I write a lot about personal finance, but how well do I practice what I preach? For the most part, I follow my own advice. Much of what I write here is based on personal experience. But my financial life is not without weaknesses. Last January, I tallied my discretionary spending to see exactly how much these weaknesses cost me. This year, I’ve done the same.
Looking at the Big Picture, 2007 was an amazing year for me financially. I not only increased my income, but also severely reduced my expenses. Last year I spent half of what I spent in 2006. It was my lowest annual spending since 2002. With such a tremendous positive cash flow, I was finally able to get rid of my non-mortgage debt.
Although the Big Picture was rosy, it was not without flaws. I’m still spending plenty (perhaps too much?) on certain aspects of my life. Most of these will come as no surprise to regular readers. Here are my biggest sources of discretionary spending:
- Books (2005: $1049.91, 2006: $692.96, 2007: $702.73)

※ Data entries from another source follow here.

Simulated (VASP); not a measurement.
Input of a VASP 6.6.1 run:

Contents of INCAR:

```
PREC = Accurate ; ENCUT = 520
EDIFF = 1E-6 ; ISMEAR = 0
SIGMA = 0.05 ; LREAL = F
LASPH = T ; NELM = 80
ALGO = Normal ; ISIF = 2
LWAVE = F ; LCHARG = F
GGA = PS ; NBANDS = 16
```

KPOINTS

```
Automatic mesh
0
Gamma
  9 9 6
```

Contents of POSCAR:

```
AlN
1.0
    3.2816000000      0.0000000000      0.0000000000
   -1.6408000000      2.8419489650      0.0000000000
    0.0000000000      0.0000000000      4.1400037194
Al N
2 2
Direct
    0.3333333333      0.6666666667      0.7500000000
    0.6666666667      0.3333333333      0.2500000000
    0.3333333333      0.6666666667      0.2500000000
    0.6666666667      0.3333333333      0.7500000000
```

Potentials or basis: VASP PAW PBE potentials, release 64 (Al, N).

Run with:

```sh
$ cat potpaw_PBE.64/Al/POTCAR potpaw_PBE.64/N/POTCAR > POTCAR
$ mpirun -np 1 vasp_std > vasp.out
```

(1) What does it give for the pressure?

- My book spending is down significantly from five years ago. I used to spend $200/month on books. Now I’m spending about $50/month, and even this number is inflated. Many of the books I purchased in 2007 were personal finance and self-development titles. Though I now realize these are a legitimate business expense, I often forget to use business money to buy them. Just last week I bought $80 worth of personal finance books with money from my regular checking account. My spending for non-business books is very low right now. My secret? Used book stores and the public library!
- Comic Books (2005: $2810.52, 2006: $3202.91, 2007: $897.08)
- Will you look at that? Although I use comics as a prop for laughs here at Get Rich Slowly, I’ve genuinely struggled with my spending on them in the past. I seem to have overcome this. Last year, I only spent $900 on comics, and $525 of that came during the first three months of the year. Since October, I’ve only spent $100 on comics, which is half of what I’d budgeted. This is a huge personal victory.
- Entertainment (2005: $479.31, 2006: $610.55, 2007: $1175.25)
- This number ballooned last year despite reduced spending on CDs, DVDs, and movies. I went through a bowling phase early in the year; Kris and I attended the opera; I bought some concert tickets (The Black Angels and my favorite band, The Decemberists, who play in Portland tomorrow night). But the real culprit was my Nintendo Wii. I’ve only purchased a few games so far, but “a few games” add up. This gives me additional incentive to keep my video game spending low.
- Food (2005: $5290.06, 2006: $5060.04, 2007: $4108.55)
- which includes Dining out (2005: $1648.63, 2006: $2018.81, 2007: $2051.93)
Kris and I worked hard to reduce our grocery bill last year, often putting to use the techniques I describe at Get Rich Slowly. We know that we spend a lot of money on food, especially for a two-person household, but we’re trying to improve. We actually dined out less last year than in 2006, but we were undone by our new favorite restaurant. An evening at Gino’s costs us $60, and we go there once a month. As usual, this category needs some work. (See also: How much do you spend on food?)
- Pets (2005: $397.76, 2006: $471.03, 2007: $625.52)
- Many personal finance writers view pets as an unnecessary expense. But to me, $50 a month to keep four cats is a bargain. It costs me only fifty cents a day for each animal, and they bring much more joy than that to my life. If Kris would let me, I’d be the “crazy cat lady” on the block. (Are there “crazy cat gentlemen”?)
- Sin (2005: $1055.33, 2006: $768.95, 2007: $431.89)
- This includes wine, liquor, pipe tobacco, poker nights, etc. Looking at this category, you’d think I was a chain-smoking lush! It’s not true. I smoke a pipe maybe a dozen times a year. We serve alcohol at dinner parties and social gatherings. Because we like to entertain, we serve a lot of alcohol. I reduced my own alcohol intake sharply this year. (At one point I went three months without a drink just to test myself.) This made a huge difference in my spending.
For those keeping score, my 2005 discretionary spending was $11,082.89. It was $10,806.44 in 2006. Last year, it fell to $7,941.02. That’s $2,865.42 I was able to free to apply directly to my outstanding debt. Though I’m pleased to have done so well with my spending in 2007, I’m worried that this sets me up for disappointment in 2008. My expenses almost have to increase.
Please note that there’s nothing inherently wrong with purchasing things that bring you joy. But problems come when you finance these purchases with debt. If you’re meeting your other financial goals and have money left over, it’s good to indulge your interests and passions.
Addendum: How does my spending compare to others? Checking this thread about annual living expenses from the discussion forums, the numbers seem fairly typical.